Failure to correctly identify a
debtor on a financing statement can be fatal to a creditor's attempted filing
of a security interest. Newly adopted amendments to Uniform Commercial Code
Article 9 are designed to clear up some areas of confusion regarding how
debtors' names appear on financing statements. With respect to individuals, the
Revision describes two alternatives, which are discussed in this article.
Article 9 of the Uniform
Commercial Code is one of the most recently amended articles of the UCC, having
just undergone revision in 2001 (the "2001 Revision"). Nonetheless,
the complexity of the Code and changing practices in commerce have necessitated
further revision. See, Margit Livingston, Bewitched, Bothered, and
Bewildered: The Courts and Revised Article 9 of the Uniform Commercial Code Ten
Years Later, 9 DePaul Bus. & Com. L.J. 169, 214 (2011). This does not
suggest that the 2001 Revision was unsuccessful, as the 2001 Revision clarified
numerous outstanding issues. Inconsistent outcomes in some cases and non-uniform
amendments to state law, however, led to a perceived need for further revision
to Article 9 in light of the desire for greater guidance and predictability for
secured transactions generally. Responding to the need for further revision,
the American Law Institute (ALI) and the Uniform Law Commission (ULC)

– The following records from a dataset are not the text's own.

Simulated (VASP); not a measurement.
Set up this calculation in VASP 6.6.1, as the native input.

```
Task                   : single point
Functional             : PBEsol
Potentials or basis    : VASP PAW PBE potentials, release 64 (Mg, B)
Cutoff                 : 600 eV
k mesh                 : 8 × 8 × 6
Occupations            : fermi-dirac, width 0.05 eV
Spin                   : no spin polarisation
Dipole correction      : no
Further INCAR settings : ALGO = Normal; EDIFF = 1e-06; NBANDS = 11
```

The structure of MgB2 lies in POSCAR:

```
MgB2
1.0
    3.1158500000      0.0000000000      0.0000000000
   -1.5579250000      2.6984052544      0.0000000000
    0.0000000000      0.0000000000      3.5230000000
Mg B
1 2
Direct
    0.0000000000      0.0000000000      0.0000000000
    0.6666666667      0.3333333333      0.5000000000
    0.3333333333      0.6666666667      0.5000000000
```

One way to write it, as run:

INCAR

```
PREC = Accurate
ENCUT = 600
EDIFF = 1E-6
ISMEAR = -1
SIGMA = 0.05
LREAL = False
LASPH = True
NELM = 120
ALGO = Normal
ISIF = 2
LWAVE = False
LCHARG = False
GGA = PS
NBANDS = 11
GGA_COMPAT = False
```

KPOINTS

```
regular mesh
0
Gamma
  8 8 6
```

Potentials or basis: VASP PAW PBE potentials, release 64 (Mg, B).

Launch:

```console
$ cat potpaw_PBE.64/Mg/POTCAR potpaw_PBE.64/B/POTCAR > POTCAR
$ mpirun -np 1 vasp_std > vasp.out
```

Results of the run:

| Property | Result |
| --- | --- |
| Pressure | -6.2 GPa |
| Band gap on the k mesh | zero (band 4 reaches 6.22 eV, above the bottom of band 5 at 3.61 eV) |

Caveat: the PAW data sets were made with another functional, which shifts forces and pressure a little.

commissioned a drafting committee toward further revisions to Article 9. The
ALI and ULC have approved amendments that states may now adopt, toward an
effectiveness date of July 1, 2013.
One of the issues that led to the Revision was disagreement about how a
creditor should best specify the name of the debtor on the financing statement.
Some states, such as Texas, passed non-uniform amendments to address the
problems. See, e.g., Tex.. Bus. & Com. Code Ann. § 9.503 (2011) [an annotated version of this statute is available to lexis.com
subscribers] ; Tenn. Code Ann. § 47-9-503 (2011) [annotated version]. Under Section 9-503, a financing
statement is not seriously misleading if it lists the name of the debtor
indicated on the public record or the debtor's jurisdiction for organizations
or simply the name of the individual debtor. The model form provided in Section
9-521 added merely that this be the "exact full legal name." While
this might initially appear sufficient guidance, it became apparent that issues
remained, such as the inclusion of trade names and how to identify an
individual's name when the individual is commonly known by more than one name.
Creditors who incorrectly identified the debtor soon found that their financing
statement was ineffective because it was seriously misleading. Quite simply,
these name errors can be fatal to the creditor's attempted filing of a security
As an example, in Hastings State Bank v. Stainaker (In re EDM Corp.),
431 B.R. 459 (B.A.P. 8th Cir. 2010) [an enhanced version of this opinion is available to lexis.com
subscribers], Hastings State Bank made several loans to EDM Corp., for
which it filed first a financing statement in the name of the corporation, but added
the words "d/b/a EDM Equipment." The bankruptcy court found that
Hastings State Bank was not entitled to priority because the name of the debtor
on the financing statement was seriously misleading since the Nebraska
Secretary of State's Office search logic did not reveal the financing
statement. Id.at 461. The court concluded, "[I]n sum, we interpret
§ 9-503 to mean exactly what it says: if the debtor is a registered
organization, then a financing statement 'provides the name of the debtor' only
if it 'provides the name of the debtor indicated on the public record of the
debtor's jurisdiction of organization' - nothing more and nothing less. Trade
names may be added, but not as part of the organizational name itself.
Consequently, because [creditor]'s UCC statement added superfluous information
to [debtor]'s organizational name, it did not sufficiently provide the name of
the debtor.' Id. at 466. See also, In re Jim Ross Tires, Inc.,
379 B.R. 670 (Bankr. S.D. Tex. 2007) [enhanced version] (holding that the failure of two
creditors to properly record the name of the debtor meant that its secured
interest was never perfected and therefore the trustee had a superior lien); Host
America Corp. v. Coastline Financinal Inc., 60 U.C.C. Rep. Serv. 2d. 120 (D.
Utah 2006) [enhanced version] (finding that the financing statement
seriously misleading when it listed "K.W.M." as the debor's name
rather than "K W M" with no punctuation).